Is it still white when you think of me or has the color returned? Do you still feel nothing when you think of me or have your feelings for me returned? These are the things I want to ask you, but I don’t want to press too hard. I will wait, endlessly.

Thinking Aloud

I’m starting to forget what you smell like, but I can still hear your voice and it is so comforting. Things are still weird, but I have faith that they will get better with time. I have never felt anything like this before. I have also never met anyone like you before.
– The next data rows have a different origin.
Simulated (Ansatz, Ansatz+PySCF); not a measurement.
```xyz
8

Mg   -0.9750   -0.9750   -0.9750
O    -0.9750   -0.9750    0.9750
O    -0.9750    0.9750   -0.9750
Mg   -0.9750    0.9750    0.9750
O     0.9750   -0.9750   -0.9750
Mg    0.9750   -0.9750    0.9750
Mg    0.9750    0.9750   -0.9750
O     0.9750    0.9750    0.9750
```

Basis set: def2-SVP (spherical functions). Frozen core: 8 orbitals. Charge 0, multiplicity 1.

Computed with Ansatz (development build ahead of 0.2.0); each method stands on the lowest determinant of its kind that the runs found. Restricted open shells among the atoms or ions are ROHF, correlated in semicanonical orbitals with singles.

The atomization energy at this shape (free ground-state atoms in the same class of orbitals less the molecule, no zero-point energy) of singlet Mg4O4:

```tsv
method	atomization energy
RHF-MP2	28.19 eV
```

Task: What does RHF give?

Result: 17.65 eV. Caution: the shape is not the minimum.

Balance in the Unbalanced Mind and Other Ramblings

I need to find a balance between being super productive and on top of everything and literally doing jack shit. Is it possible? It must be. Plenty of people are just in between. Most people even. I keep thinking about what you’re doing, who you’re talking to, etc., etc., but what I really want to know is what you’re thinking. Isn’t that all anyone wants to know of anyone else though – what they’re thinking? I have to believe in what is meant to be, even if I don’t believe that anything is ever meant to be. I have to believe in you. And your words. Your promise that you aren’t going anywhere. I think my current fear is that I could trigger you. I am utterly terrified that you might not feel and/or be safe around me. Because if you can’t feel safe around me, then who can you feel safe around?

Sad, Alone, and Sorry

Although I didn’t know why at the time, I now realize that I pushed you away because I thought that I didn’t deserve love. I now know that I am not only deserving of love, but that I need it in my life. I wish so much to reach out to you, but I will respect your wishes and refrain from doing so. There aren’t enough apologies.

Understanding

I have been trying to learn and understand how poor diet has affected my mood and behavior for so long. There is quite a lot of research out there. All I know is that since cutting out all gluten and dairy, I have seen significant improvements in my mood and overall demeanor. For the first time, in a long time, I am actually starting to come out of this shell that I’ve hid myself away in. I am actually interacting and joking around with my mother which as long as we live together, is very much out of the norm. It feels good to feel good. I am going to chase this feeling.

A Life Reclaimed

Sometimes I feel this pit of nothing right in the center of me. Like how Snickers has a chewy nougat center, but mine is a black hole. Even when I am happy I can feel this way. It’s as if there is something missing in my life that was once there and the imprint of it gnaws at me, but I don’t know what it is or how to fill it. I’m trying to stay in the moment because I find it gets worse when my mind wanders off to future timelines that may or may not be. If I stay in the moment and appreciate what already is, then maybe I can fill that empty, gnawing feeling. I don’t want to feel this way. I don’t think anyone ever wants to feel this way, but we do. Maybe being human means to be incomplete and that is why we are always seeking, inventing, and exploring. Or maybe it just means that we need to be around our friends and loved ones more often because the only way to truly fill that void is with love and laughter. All I know is that I do not want to cut my existence short. I want to live this life and experience all that it has to offer. I want to reclaim this life for myself.